Best Paper Award

Speech Emotion Recognition by Combining Multiple Discriminators with Multiple Temporal Resolution Features[IEICE TRANS. INF. & SYST., VOL.J105–D, NO. 3 MARCH 2022 ]

Hiroshi FUJIMURA
Hiroshi FUJIMURA

Speech emotion recognition is a technique to identify the human emotion from input speech. In the field of call center operations, this technique is applied to the analysis of customer satisfaction or the retention risk of operators. Recently, the performance of speech recognition has improved dramatically with the development of deep learning, and it becomes important not only to transcribe speech but also to identify nonverbal information such as emotion.

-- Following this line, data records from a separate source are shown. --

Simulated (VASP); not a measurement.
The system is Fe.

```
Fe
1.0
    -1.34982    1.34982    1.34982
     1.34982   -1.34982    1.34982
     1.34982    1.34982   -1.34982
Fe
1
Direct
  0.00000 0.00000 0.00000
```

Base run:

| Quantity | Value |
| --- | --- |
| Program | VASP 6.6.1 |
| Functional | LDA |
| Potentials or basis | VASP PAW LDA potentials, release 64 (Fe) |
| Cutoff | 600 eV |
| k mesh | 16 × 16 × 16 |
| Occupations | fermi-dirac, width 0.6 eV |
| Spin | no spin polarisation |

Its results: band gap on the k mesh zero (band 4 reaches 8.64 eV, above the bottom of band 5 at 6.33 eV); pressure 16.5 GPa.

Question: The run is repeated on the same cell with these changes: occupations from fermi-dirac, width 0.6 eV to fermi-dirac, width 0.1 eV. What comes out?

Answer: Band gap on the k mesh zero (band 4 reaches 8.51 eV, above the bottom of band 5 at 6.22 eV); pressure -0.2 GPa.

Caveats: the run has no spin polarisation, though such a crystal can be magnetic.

This paper proposes a novel emotion recognition method that extracts spectral features with multiple window lengths and integrates them using boosting. The proposed method can select appropriate window lengths adaptively according to the emotion. The extracted spectral features are converted into hidden representations using deep learning models, and then integrated via boosting to produce the emotion label. For a boosting algorithm, the authors use a gradient boosting decision tree to solve the problem of a limited amount of training data. Moreover, to integrate features effectively, the authors also propose a median-value feature that represents a comparison with the median value for each dimension. Through comprehensive experiments on EmoDB and RAVDESS databases, the authors showed the effectiveness of the proposed method. Moreover, the experiments suggest that an appropriate window length is dependent on the language, and they achieved state-of-the-art performance on RAVDESS. Furthermore, the authors showed the detailed analysis for each emotion label, which highly contributes to the community.

As the authors say in the paper, this method can be combined with convolutional neural network-based methods for further performance improvement. For these reasons, this paper is worthy to receive the IEICE Best Paper Award.